Where Does the Power of Money Come From According to Marxism?

We can all see that money has power in society, but where exactly does it come from? More specifically, how do we Marxists see where the power of money comes from? There are many differing opinions on this, the most famous one being the religious idea that money is the root of all evil. But of course this doesn’t tell us very much.

Money has power in society, but where does this power come from? The desire to obtain money is an end in itself. It takes on all things in society, class status, symbol of prestige and social power. It appears as though money has a power onto itself. Money seems to have a will and consciousness of its own. This phenomenon where objects have social power or will of their own is called “the fetishism of commodities” by Marx.

In this context Marx uses the term “fetishism” in the original religious meaning. It’s the view that inanimate objects hold power, or that these powers are attributed to them. Commodities and money can seem to have the same power, but really they are only expressions of our own labour.

People produce things in a work place; people directly interact with one another during their production. The organizations of work, the division of labor, are direct social relations between people. When something needs to change in the process someone from management walks in and tells everyone what is up, or a collective decision is made.

This is different in the market; instead there are indirect social relations that are the exchanges of commodities. The things that happen in the market place feed back to the act of production itself i.e. make more, make less or make them differently.

Farmers, people who make cars, people who make furniture interact through the market place when their products meet each other. We see only exchanges of value. These social relations are indirect as they interact only through their commodities. In a single factory we have material relations, in the market those material relations are replaced with a social relation between things. This process of social relations between people manifesting as a relations between things, Marx called “reification”.

When we purchase a commodity we are experiencing a commodity not the social relation behind it. Even if we know that there is a network of social relations there we still do not experience them. In this we understand that every economic relation is experienced via a commodity.

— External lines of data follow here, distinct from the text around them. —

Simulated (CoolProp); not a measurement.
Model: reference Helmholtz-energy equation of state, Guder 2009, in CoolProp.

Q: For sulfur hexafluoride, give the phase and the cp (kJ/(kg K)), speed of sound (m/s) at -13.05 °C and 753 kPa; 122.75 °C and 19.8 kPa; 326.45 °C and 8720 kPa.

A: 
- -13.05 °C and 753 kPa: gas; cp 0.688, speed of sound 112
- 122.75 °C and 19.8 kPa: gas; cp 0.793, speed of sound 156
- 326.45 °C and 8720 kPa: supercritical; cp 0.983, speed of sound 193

This act of exchanging all things in society is where money gets its power from. The value of all commodities is expressed through money. The social labour that goes into the production of a certain commodity is expressed as a particular amount of money. As a result of this process of manufacture and exchange, money itself becomes the source of social power. The act of exchange gives it this power because it is an expression of social relations. The market is a collection of social relations, the more money you have the more social power you have.

Thus we see the source of the power money has.